Malaysia resilient to external headwinds

SINGAPORE: Moody’s Investors Service said the government of Malaysia (A3 stable) demonstrates a relatively high debt burden.

In a report released today it said Malaysia will be able to maintain its strong growth trends on its highly diversified and competitive economic structure, that have proven to be resilient to external headwinds.

The economy’s long-term potential growth should stay robust at around 5%, which would be significantly stronger than most other A-rated sovereigns.

On the issue of whether household debt presents challenges to Malaysia’s macro-financial stability and growth, Moody’s said at 84.6% of GDP at the end of September 2017, Malaysia’s household debt levels, while stable, pose downside risks to growth.

“Nevertheless, such debt does not pose material threats to financial stability. Households have large liquid financial assets to buffer the impact of a potential shock to debt servicing capacity. Moreover, ongoing macroprudential measures will help contain potential further increases in debt,” it said.

It said Malaysia is also exposed to a potential sharp and lasting negative change in external financing conditions, given the country’s reliance on foreign financing.

“Nevertheless, its resilient economic growth, deep domestic capital markets, large international asset position and large export proceeds mitigate the sovereign’s vulnerability to sudden shocks,” said Moody’s.

Moody’s analysis is contained in its report titled “Government of Malaysia: FAQ on credit resilience to high leverage and external vulnerability risks”.

Moody’s report answers the five questions, including: Do you expect fiscal trends to improve? Do government guarantees present material contingent liability risks? Is Malaysia vulnerable to external conditions? Are strong growth trends likely to be sustained? Does household debt present challenges to macro-financial stability and growth?

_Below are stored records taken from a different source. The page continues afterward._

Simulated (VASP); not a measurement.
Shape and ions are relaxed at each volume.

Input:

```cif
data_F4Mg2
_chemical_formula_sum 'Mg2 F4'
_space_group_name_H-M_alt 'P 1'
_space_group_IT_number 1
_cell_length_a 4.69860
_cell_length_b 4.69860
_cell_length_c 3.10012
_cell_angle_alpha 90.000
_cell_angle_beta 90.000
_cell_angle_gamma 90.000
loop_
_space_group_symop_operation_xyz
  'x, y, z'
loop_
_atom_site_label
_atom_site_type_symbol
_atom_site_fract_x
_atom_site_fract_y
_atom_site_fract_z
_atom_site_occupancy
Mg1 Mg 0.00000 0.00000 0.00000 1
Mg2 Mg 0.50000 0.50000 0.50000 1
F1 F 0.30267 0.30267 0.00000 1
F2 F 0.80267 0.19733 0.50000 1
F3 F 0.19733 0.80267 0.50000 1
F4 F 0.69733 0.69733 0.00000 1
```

On fiscal trends, Moody’s does not expect Malaysia’s fiscal trends to improve significantly. The agency explains that fiscal consolidation has slowed since 2014 and absent any meaningful revenue-raising measures, further material progress is unlikely.

The deficit will narrow from 2.8% of gross domestic product (GDP) in 2018, as and when strong nominal GDP growth boosts revenues. As a result, the debt burden will likely stabilise around the current levels (50.9% of GDP in June 2017), significantly higher than the A-rated peer median of 40.5% at year-end 2016. Debt affordability will remain constrained by a narrow revenue base.

With government guarantees, Moody’s said that such guarantees are unlikely to present material contingent liability risk, because they are issued through a stringent selection process and most companies that benefit from them are profitable and competently managed. At the end of 2016, the total debt of non-financial public sector corporations stood at 16.6% of GDP, two-thirds of which was guaranteed by the government.

Moody’s pointed out that Malaysia’s reserves are insufficient to meet maturing external long-term debt repayments and short-term debt. Nonetheless, a sizeable net asset position, large export proceeds, and deep domestic capital markets moderate external vulnerability.